Arsenal's Per Mertesacker: Just a Stop-Gap Solution For Arsene Wenger
After their 2-1 win against Norwich City at Carrow Road, it has become clear that Per Mertesacker is just a stop-gap solution for Arsenal.
Arsene Wenger's men are one centre-back away from being Premier League title contenders.
The Germany and former Werder Bremen defender was seemingly a panic-signing, with Wenger merely papering over the cracks.
It was evident again today against Norwich, as Mertesacker misjudged a routine long ball which should've been shielded back to 'keeper Wojciech Szczesny with ease.
Instead, the 6'6" German was out-muscled by a player smaller and lighter than he, which left his goalkeeper in no-man's land.
The experienced 27-year-old was by far Arsenal's poorest player on the pitch and seemed shaky throughout, with his lack of pace and positioning sense again being undone by standard Premier League strikers.
While the Gunners are looking like a top team in midfield and up front, with Robin Van Persie proving his worth as the league's best striker and the likes of Theo Walcott, Gervinho, Mikel Arteta and Alex Song again looking decent, it seems that Arsene Wenger's only real problem is in central defence.
Thomas Vermaelen is indisputably the Gunner's best defender and one of the best in the league, while the only reason Laurent Koscielny isn't his regular partner at the back is due to his disciplinary issues, injury niggles and versatility.
Take those first two out of Koscielny's game, and he has the potential to form a solid understanding with the Belgium international.
Do Arsenal Need a Better Centre-Back Than Per Mertesacker?
However, while the Frenchman has those aspects to his game, Mertesacker will always be first-choice alongside Vermaelen.
And that's where Arsenal are being prevented from reaching the top; they don't have two world-class centre-backs who can strike up a decent partnership.
They have the goalkeeper, one of the full-backs (Bacary Sagna), the wingers, the central midfielders and the striker. But in possibly the most important place of all, they don't have that second all-important top centre-half that they need.
Mertesacker may be good and is an established regular for Germany, but there's a reason that Arsenal were the only team significantly interested in him.
His Bremen team finished a lowly 13th in the Bundesliga last season, conceding 61 goals in the process—the fourth highest in the league.
Mertesacker was responsible for a significant amount of those goals, playing in 30 of Bremen's 34 league games last term.
And despite his big frame, the German also won a much lower than expected amount of aerial duels. This is something which he has followed up in the Premier League, winning only 50 percent of challenges in the air.

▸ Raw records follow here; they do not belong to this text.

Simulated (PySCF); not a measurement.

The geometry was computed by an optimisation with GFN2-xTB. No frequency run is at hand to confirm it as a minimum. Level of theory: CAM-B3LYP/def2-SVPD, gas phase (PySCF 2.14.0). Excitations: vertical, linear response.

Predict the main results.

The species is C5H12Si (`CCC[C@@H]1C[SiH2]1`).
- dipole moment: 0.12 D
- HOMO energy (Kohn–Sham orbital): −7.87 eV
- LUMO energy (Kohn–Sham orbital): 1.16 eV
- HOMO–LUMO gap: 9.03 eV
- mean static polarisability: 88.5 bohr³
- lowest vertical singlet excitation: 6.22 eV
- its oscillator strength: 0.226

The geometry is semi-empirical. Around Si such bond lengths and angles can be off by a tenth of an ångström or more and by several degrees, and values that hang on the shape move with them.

To put that in perspective, this season Koscielny has made more aerial duels and won 73 percent of them, while full-back Andre Santos, who is a lot smaller than Mertesacker, has also made more aerial challenges and won 93 percent.
Last season, the slower pace of the Bundesliga meant that he was able to hide his weaknesses by putting in more tackles, as he was the league's third-best tackler, winning 76 at a success rate of 71 percent.
However, as forward plays in the Premier League tend to be much faster, like all centre-backs Mertesacker doesn't get the time to put a tackle in, meaning his lack of positioning and his pace—two vital elements for a top defender—are brutally exposed.
It's why Arsenal have conceded more shots when Mertesacker plays, and why they've conceded in six of the eight matches he's played for the Gunners, with the only clean sheets being at the Emirates against promoted Swansea City and a more-than-lacklustre Bolton Wanderers.
Overall, the Gunners have conceded 13 goals in the eight league matches Mertesacker has played in.
If they want to reach the top, it's clear that a new centre-back is needed alongside Vermaelen. The £8 million signing from Werder Bremen is a top-class backup player, but he is not good enough to be a successful regular starter.
Either Gary Cahill or Christopher Samba (faster players who know the Premier League inside and out) would be a good purchase, while the likes of Thiago Silva, Mats Hummels, Neven Subotic, Mehdi Benatia, and Iñigo Martínez (quicker, stronger players with top-class positional awareness) would also be very good signings.
In any case, Arsene Wenger again has the makings of Premier League title contenders.
All he needs is a suitable partner for Thomas Vermaelen—and it's clear that that man isn't Per Mertesacker.
If Wenger replaces him with a big-name centre-back, Arsenal could well be back in business.